Policymakers Try to Bridge a 4 Million Jobs Gap
Business + Economy

Policymakers Try to Bridge a 4 Million Jobs Gap

Getty Images

Last week the Labor Department reported a small drop in the unemployment rate to 5.5 percent and the addition of 295,000 jobs in February. That good news represented the 12th straight monthly jobs gain above 200,000. While the impressive numbers weren’t sufficient to boost wages by much, they provided evidence that the long-suffering economy has rebounded impressively.

Yet, as analysts at the Brookings Institution’s Hamilton Project are quick to point out, America’s “jobs gap,” or the number of jobs the economy needs to create in order to return to pre-Great Recession employment levels while accounting for population changes, is still massive.

As of the end of February, the U.S. was still saddled with a jobs gap of four million positions.

Related: Will  Friday’s Jobs Report Force Janet Yellen’s Hand?

The chart below illustrates the evolution of the jobs gaps, which first surfaced with the start of the country’s worst recession of modern times. The inverted bell-shaped curve shows the gap at its worst between 2009 and 2011 before  gradually narrowing.

The graph also shows how long the Hamilton Project’s analysts think it will take to completely close the jobs gap, using two different scenarios of job growth.

Under the first one, the jobs gap would disappear in August 2017, assuming the economy adds 191,000 jobs per month – or the average monthly rate of growth since the recovery began in March 2010.

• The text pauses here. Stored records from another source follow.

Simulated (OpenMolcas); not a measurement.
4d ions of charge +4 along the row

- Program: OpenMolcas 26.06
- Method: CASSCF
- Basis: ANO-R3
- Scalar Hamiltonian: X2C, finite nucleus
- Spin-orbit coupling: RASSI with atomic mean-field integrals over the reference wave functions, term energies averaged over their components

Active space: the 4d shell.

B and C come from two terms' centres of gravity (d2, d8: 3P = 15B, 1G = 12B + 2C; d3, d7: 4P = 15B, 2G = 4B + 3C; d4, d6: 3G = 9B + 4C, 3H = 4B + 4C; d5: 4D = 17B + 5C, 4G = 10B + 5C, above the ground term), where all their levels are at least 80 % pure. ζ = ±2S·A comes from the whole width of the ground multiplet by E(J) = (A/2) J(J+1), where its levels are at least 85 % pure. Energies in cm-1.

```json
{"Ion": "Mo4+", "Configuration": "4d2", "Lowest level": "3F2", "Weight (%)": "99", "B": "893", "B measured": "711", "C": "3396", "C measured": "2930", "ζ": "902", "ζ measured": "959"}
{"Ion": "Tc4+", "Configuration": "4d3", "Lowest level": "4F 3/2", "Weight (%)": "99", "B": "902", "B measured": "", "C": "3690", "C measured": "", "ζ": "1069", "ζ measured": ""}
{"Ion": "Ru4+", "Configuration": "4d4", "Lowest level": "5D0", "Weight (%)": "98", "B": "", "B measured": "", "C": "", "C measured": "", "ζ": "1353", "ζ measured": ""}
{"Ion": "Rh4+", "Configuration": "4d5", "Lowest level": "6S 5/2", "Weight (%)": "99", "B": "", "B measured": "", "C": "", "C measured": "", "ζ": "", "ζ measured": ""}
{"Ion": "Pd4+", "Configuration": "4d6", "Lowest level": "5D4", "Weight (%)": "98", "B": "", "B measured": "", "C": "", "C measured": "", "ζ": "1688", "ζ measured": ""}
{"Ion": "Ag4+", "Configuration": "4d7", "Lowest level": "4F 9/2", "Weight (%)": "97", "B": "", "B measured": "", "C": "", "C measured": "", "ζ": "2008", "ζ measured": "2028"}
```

Using a more optimistic projected rate of 275,000 new jobs created monthly – or the average monthly rate of job creation during the past 12 months – then the gap would close by September 2016. 

As the recovery continues and the economy adds more jobs, the Hamilton Project economists note, the unemployment rate also continues to decline from its peak of 10 percent at the end of 2009.

“The current unemployment rate of 5.5 percent is only 0.7 percentage points higher than on the eve of the Great Recession,” according to the group’s analysis. “However, there are 8.7 million unemployed Americans, 2.7 million of whom are classified as long-term unemployed, having been without a job for longer than six months.”

Related: Why Stocks Are So Spooked by Great Job Gains

The overall employment-to-population ratio, a broad measure that includes people who have stopped looking for work, has changed little since the end of the recession, according to the study. It currently stands at 59.3 percent, up just 1 percentage point over the last four years and far lower than its pre-recession level of 62.7 percent in late 2007.

The Hamilton Project is a progressive economic policy think tank that develops innovative policy proposals for growing the economy. On Wednesday, the group sponsored a public forum in Washington on proposed policy interventions that was addressed by Vice President Joe Biden.

While no proposals discussed yesterday could be called game changers, they are meant to complement other more traditional approaches to stimulating job growth – such as government investment in infrastructure and job training and placement programs.

Related: The Dark Shadow Hanging Over the Economic Recovery

One panel focused on proposals developed by Morris Kleiner, a professor at the Humphrey School of Public Affairs at the University of Minnesota, whose goals are to “systemize and harmonize occupational licensing regulations.” Kleiner’s proposals would reduce the regulatory and economic costs of occupational licensing among states, while increasing job opportunities and expanding consumer access to services.  

A second panel discussed two new proposals by Adriana Kugler, a public policy professor at Georgetown University, and Michael Barr, a law professor at the University of Michigan.

Kugler proposed three pilot projects to give job seekers going through the unemployment insurance system a more seamless transition back to work. Barr advocates encouraging entrepreneurship for minorities and women through programs that promote more access to capital, networks and skills.